I remember the first time I looked up a word in the dictionary because I sincerely wanted to know the word’s meaning. Previously, I looked up words only because a teacher made me or because I needed to fulfill some other academic task. In this particular case, however, a beautiful, young lady had said something about me, and I thought it was a compliment, but I wasn’t sure.
At the time, I was a senior at Siena College, and I had just applied to serve in the Peace Corps. When I mentioned this to Beth — a junior and an adorable cheerleader for the basketball team — she made the following comment: “Jim, you will do really well in the Peace Corps because you have such empathy for people.”
“Thank you,” I replied, though, quite honestly, I didn’t know the meaning of the word “empathy”; I had never heard it before. Fortunately, I was able to interpret her tone, her body language, and her surrounding words to correctly decipher her remark and respond to it. I suppose I could have admitted my ignorance and asked her to explain the word, but I was much too vain. So, when our cafeteria conversation ended, I returned to my dormitory to look up the word in the dictionary.
As I walked, I thought about the word “empathy.” It sounded a bit like “sympathy”: “sharing the feelings of another” (The American Heritage College Dictionary 1375). However, empathy sounded even more powerful, and my initial interpretation of this word proved to be true.
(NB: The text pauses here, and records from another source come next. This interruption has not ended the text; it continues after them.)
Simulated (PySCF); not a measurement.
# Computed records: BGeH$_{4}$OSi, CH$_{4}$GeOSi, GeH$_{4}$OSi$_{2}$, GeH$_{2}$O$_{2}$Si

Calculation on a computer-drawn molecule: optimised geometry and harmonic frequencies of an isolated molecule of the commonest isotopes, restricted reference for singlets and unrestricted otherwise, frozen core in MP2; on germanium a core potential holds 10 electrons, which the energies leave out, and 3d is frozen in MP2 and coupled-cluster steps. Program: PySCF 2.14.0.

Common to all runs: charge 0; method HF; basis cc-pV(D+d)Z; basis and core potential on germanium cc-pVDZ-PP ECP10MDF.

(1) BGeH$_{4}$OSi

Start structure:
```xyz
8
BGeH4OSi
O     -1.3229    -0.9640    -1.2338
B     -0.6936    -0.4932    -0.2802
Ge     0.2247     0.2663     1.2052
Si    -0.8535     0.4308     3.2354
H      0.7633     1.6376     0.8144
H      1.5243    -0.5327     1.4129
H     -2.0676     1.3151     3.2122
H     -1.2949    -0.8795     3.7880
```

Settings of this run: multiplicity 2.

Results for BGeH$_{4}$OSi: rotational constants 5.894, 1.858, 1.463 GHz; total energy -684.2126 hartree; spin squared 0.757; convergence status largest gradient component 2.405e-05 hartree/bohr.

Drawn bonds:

Empathy means “identification with and understanding of another’s situation, feelings, and motives” (The American Heritage College Dictionary 450). When I read the definition, I felt a mixed surge of emotions. On one hand, I experienced the full joy of Beth’s compliment, but on the other hand, I felt a certain responsibility to live up to her high expectations. Though I haven’t seen or communicated with Beth in well over 40 years, her comment stayed with me, and the experience has instilled in me a love for new words and a love for stimulating conversations with various people.
As students, we were all taught to use our dictionary to look up the unfamiliar words we encountered in our reading. That’s great advice, but I would encourage everyone to go one step further. Rather than wait for these new words to come to you in your reading, seek out these words by talking to others who are new acquaintances: classmates, teachers, co-workers, and neighbors. If possible, try to move beyond greetings and small talk and into serious conversations about topics of common interest. Most likely, their backgrounds and their experiences are different from yours, and their comments and their stories will enlighten you in ways that books cannot. For while the written word has long lasting power, the spoken word — especially a word spoken in a one-on-one conversation — may have a more immediate impact on your consciousness.
Understanding a word’s meaning, however, is not the only benefit of learning new words. When you become familiar with a new word, an amazing process begins in your mind. That word doesn’t just sit there and wait to be understood again and again. No, the word — like a young child — grows and develops and demands to be seen and heard. So one day, when you least expect it, that new word will show up in your own speaking or your own writing. Thus, you will become a better speaker and a better writer because you were willing to read new texts, to talk to new people, to look up unfamiliar words in the dictionary, and to allow those words to communicate the empathy you have for others.